Connectivity of a Graph

Question

int dfs(int graph[MAXNODES][MAXNODES],int visited[],int start) {
int stack[MAXNODES];
    int top=-1,i;
    visited[start]=1;
    stack[++top]=start;
    while(top!=-1)
    {
  start=stack[top];
        for(i=0;i<MAXNODES;i++) {
   if(graph[start][i]&&visited[i]==0) {
                stack[++top]=i;
                printf("%d-",i);
                visited[i]=1;
                break;
            }
        }
  if(i==MAXNODES)
            top--;
    }
    return 0;
}

The above code implements the dfs on a Graph stored as an Adjacency Matrix, I request a suggestion, what change should i be doing to know whether the generated graph is connected or not.

Answer 1

You'd need to store the edges generated by travelling from one node to the next. Then you could verify that all the nodes in the graph are connected by edges.

Answer 2

See my answer to an earlier question about strongly connected components.

Your dfs is also very inefficient as written, because you start over scanning at i=0 repeatedly; your stack should remember where you left off and continue from there. Recursion is more natural, but if you have bounded call stack size, then an explicit stack is best (for huge trees only).
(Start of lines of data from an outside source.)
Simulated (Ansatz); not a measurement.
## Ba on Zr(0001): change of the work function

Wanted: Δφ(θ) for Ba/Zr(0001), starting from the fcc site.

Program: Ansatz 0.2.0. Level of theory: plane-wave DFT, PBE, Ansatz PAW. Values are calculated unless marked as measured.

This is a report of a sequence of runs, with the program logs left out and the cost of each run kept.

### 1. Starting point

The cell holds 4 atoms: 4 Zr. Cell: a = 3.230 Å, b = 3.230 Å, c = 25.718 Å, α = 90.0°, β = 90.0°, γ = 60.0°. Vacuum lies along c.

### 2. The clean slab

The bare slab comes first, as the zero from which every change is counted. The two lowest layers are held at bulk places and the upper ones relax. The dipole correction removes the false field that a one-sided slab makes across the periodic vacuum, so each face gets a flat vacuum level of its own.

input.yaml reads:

Here's a recursive dfs. If you're not interested in storing the dfs tree, you can just store 1 in predecessor[] instead of the node you reached it from):

const unsigned MAXNODES=100;

/* predecessor must be 0-initialized by the caller; nodes graph[n] that are
 reached from start will have predecessor[n]=p+1, where graph[pred] is the
 predecessor via which n was reached from graph[start].
 predecessor[start]=MAXNODES+1 (this is the root of the tree; there is NO
 predecessor, but instead of 0, I put a positive value to show that it's
 reached).

 graph[a][b] is true iff there is a directed arc from a->b

 */

void dfs(bool graph[MAXNODES][MAXNODES],unsigned predecessor[]
         ,unsigned start,unsigned pred=MAXNODES) 
{
    if (predecessor[start]) return;
    predecessor[start]=pred+1;
    for (unsigned i=0;i<MAXNODES;++i)
        if (graph[start][i])
            dfs(graph,predecessor,i,start);
}

Here's a non-recursive dfs patterned on the above, but using the same stack variable for pred and i (in general you'd have a stack variable for every local variable and parameter that can change in your recursion):

void dfs_iter(bool graph[MAXNODES][MAXNODES],unsigned predecessor[]
              ,unsigned start)
{
    unsigned stack[MAXNODES]; // node indices
    unsigned n,pred;
    int top=0;
    stack[top]=start;
    for(;;) {
    recurse:
        // invariant: stack[top] is the next (maybe reached) node
        n=stack[top];
        if (!predecessor[n]) { // not started yet
            pred=top>0?stack[top-1]:MAXNODES;
            //show(n,pred);
            predecessor[n]=pred+1;
            // the first thing we can reach from n
            for (unsigned i=0;i<MAXNODES;++i)
                if (graph[n][i] && !predecessor[i]) {
                    stack[++top]=i; goto recurse; // push
                }
        }
        if (top>0) {
            pred=stack[top-1];
            // the next thing we can reach from pred after n
            for (unsigned i=n+1;i<MAXNODES;++i)
                if (graph[pred][i]) {
                    stack[top]=i; goto recurse; // replace top
                }
            --top;
        } else
            return;
    }
}

This could be structured without the goto (it's just a named continue to the outmost loop), but without any more real clarity in my opinion.

Anyway, recursive calls are far simpler. There's recursive pseudocode for Tarjan's strongly connected components algorithm you can transcribe fairly directly. If you need help making it non-recursive (explicit stack), ask.

Answer 3

Run Dijkstra's algorithm. If at the end your queue is empty and some of the vertices aren't colored your graph isn't connected. This is guaranteed linear time, the dfs approach has a worst case analysis of quadratic.